Necessity is the mother of invention.” – Plato

Even before landing in Kampala, I knew that developing a straw-pressing machine was a key objective for my soon-to-be supervisor and founder of Kinawataka Women Initiatives (KIWOI) and its sister organization, Kinawataka Straw Bags (KSB). And since staring my fellowship back in June, the creation of such a technology has continued to dominate many of my conversations with Benedicta.

As the for-profit extension of KIWOI, the mandate of KSB as a social enterprise is to reduce poverty in Uganda by engaging vulnerable and marginalized women in the production of handicrafts made from discarded plastic straws. Based in the slum community of Kinawataka (commonly pronounced ‘Chin-a-wa-ta-ka’) in Mbuya Parish (eastern Kampala), KSB teaches trade skills in weaving straw products to advance women’s economic empowerment, in addition to environmental protection through recycling. But pursuing such a mandate hasn’t been easy.

The lack of technology has forced Benedicta and the women she trains to use makeshift blades to press straws flat and straight before they can be woven into a range of unique products.
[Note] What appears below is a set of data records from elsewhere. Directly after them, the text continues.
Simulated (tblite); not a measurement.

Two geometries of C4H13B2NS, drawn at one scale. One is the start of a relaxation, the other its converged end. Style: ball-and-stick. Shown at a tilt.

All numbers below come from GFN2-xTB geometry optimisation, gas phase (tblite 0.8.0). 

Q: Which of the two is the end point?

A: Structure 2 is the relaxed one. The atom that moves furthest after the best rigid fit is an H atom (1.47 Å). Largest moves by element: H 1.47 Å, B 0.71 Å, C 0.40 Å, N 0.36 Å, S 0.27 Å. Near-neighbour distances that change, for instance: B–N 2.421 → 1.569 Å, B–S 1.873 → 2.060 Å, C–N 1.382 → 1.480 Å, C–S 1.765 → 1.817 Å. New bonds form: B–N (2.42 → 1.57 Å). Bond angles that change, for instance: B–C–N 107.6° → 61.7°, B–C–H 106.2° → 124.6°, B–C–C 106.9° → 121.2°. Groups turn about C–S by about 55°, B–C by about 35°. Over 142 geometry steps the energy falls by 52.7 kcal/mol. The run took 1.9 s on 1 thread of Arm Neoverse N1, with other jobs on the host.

Not only does this present serious safety concerns, but health issues as well for the women artisans she employs, whose hands are callused and sore from hours of pressing straws. For that reason, many of the women that Benedicta has trained have chosen to no longer resume working with her organization.

As she puts it, “The process of pressing the straws by hand has scared many of them away.”

One woman who had traveled from Gulu in northern Uganda to be trained by Benedicta described her experience to me in this way:

“So, I went to this training some two years ago. We went with this madam here [pointing to Joyce Laker, Director of Through Art Keep Smiling or TAKS Center] to Kinawataka and we [began making straw products] and we loved it also. But the problem is this one [gesturing to a straw she had just flattened using a dull blade]. This one is the problem for us – pressing this thing to become straight so that we can make anything.”  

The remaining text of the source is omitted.